Want to have a two-wheeled adventure? The shows, the marketing and the magazines might all make you think you need a $20,000 BMW to do it, but that couldn’t be further from the truth. No matter what motorcycle you have, no matter how little money, you can get out there and do it. Here’s how to go adventure touring on a budget.
Believe it or not, but a lot of those ridiculous ADV bikes are actually terrible off-road. Why? They’re heavy! Like insanely, inconceivably heavy.
Most standard motorcycles or all-rounders are perfectly capable of riding down a dirt road just as well as a GS or SuperTen or Tiger. Sure, a highly modified ADV bike complete with significant crash protection, dirt ergonomics, heavy duty suspension and dirt tires can be a real weapon in the hands of a pro, buy you shouldn’t kid yourself — you’re no desert racer. For you, a little less weight is going to make an awful lot of difference. And, once you are actually on the dirt, any old dual-sport is going to be approximately 1,000,000 times more capable than any 500 lbs + tourer. If you’re looking to buy something specifically for adventure, we’d recommend a used dual-sport.
Just be aware of your bike’s limitations and plan accordingly. If you’re throwing luggage on an R1 and heading for the mountains, we’d probably try and stick to graded fire roads over short distances only. Whatever you have, it can get you into the outdoors.

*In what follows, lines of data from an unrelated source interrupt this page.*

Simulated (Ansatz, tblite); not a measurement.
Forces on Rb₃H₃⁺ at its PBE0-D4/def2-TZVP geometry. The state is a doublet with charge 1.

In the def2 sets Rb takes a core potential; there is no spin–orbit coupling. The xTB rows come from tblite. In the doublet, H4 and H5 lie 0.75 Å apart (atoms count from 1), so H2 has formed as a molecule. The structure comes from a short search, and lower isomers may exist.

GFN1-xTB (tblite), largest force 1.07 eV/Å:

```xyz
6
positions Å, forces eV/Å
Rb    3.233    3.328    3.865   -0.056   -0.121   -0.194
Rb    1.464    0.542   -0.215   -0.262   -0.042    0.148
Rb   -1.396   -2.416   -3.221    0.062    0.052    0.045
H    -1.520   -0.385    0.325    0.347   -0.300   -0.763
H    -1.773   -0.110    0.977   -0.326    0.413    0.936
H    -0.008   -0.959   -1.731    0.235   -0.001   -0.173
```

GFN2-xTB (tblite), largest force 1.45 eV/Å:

What you wear is going to be more important than the bike you take. Over multiple days in the mountains or desert or anywhere in the great outdoors you’re going to encounter a wide variety of temperatures and weather conditions. It’s your gear that will get you through that comfortably.
The best advice here is to take stuff you’re familiar with. ADV riding frequently involves long distances a long way from nowhere. Three hours into three days of solid rain isn’t the time to learn that your suit leaks or that the collar snap flaps against your helmet incessantly at highway speeds. Gear you know and trust can be relied on; no matter how much you spend on fancy new stuff, you have no guarantee it will work for you.
There are a couple unique requirements of adventuring to keep in mind though: 1) You need serious boots. Supporting the weight of a bike, luggage and yourself on slippery, uneven surfaces is a huge test for any footwear. As is standing for long periods, where your entire body weight is directed through narrow pegs. Any get off will also be a serious test of your boot’s safety. You want tall, waterproof, supportive, armored, tank-like dirt bike boots, nothing less. 2) You’ll be riding off-road, where your chances of falling off increase and you’ll be experiencing that increased risk a long way from help, likely in an area without cell phone reception. Really, safe gear can be the difference between laughing it off and dying of dehydration in the desert because you can’t ride or walk with a broken leg.
Riding off-road often means going slow and working hard. And going slow and working hard means visor fogging. You don’t need a fancy ADV helmet or a dirt bike helmet with goggles (which will be miserable on the highway). Taking your normal street helmet that you know is comfortable will work just fine, but take the time to fit a Pinlock or similar anti-fog visor insert. You’ll want to be able to keep the visor closed to protect your eyes from flying debris, but you’ll want to be able to see where you’re riding, too.
Planning is what’s going to make your trip possible. I’m an Eagle Scout and the whole “Be Prepared” thing has never steered me wrong. In fact, going more prepared than necessary will make your experience more flexible, more enjoyable and arm you to deal with the (sometimes very) unexpected.
First, you’ll need to pick a route or destination. Spend some time reading forums and magazines (not necessarily motorcycle ones, don’t limit yourself), then pick a place you want to go and start looking at maps. If this is going to be your first off-road trip, keep it simple and achievable. There’s no need to head to Alaska to find adventure, your nearest mountain range will do just fine. Make sure you compare your goals to local regulations. Can you take a motorcycle there? The answer is probably important. Can you have a campfire? I know I like sitting around one at night.
Also consider the logistics. If your bike has a 100-mile fuel range, then a route which involves traveling 600 miles between gas stations is likely impractical. If you’re going on your Bonneville, then deep sand could defeat you. Bite off an adventure you can chew, then consider it a learning experience and scale up as you gain experience.
Important factors to consider when planning a trip are: fuel range and availability; road or trail difficulty and current conditions (is that pass snowed in?); and distances and time. Remember that, in the dirt, your fuel range will halve and your travel times will at least double.
It’s also a good idea to arm yourself to change plans mid-trip. Sometimes, you may find a route is blocked due to extreme weather. Even something as simple as finding a campsite filled with screaming children can cause you to change plans. Give yourself options.
Whatever you do, buy a paper map or several to cover your entire trip and spend some time before you go studying them and marking them up with locations of fuel stops, hazards, campsites and anything you want to see along the way. Paper maps are cheap and don’t break or require batteries; GPS units are nice and all, but not in any way necessary. I don’t use one.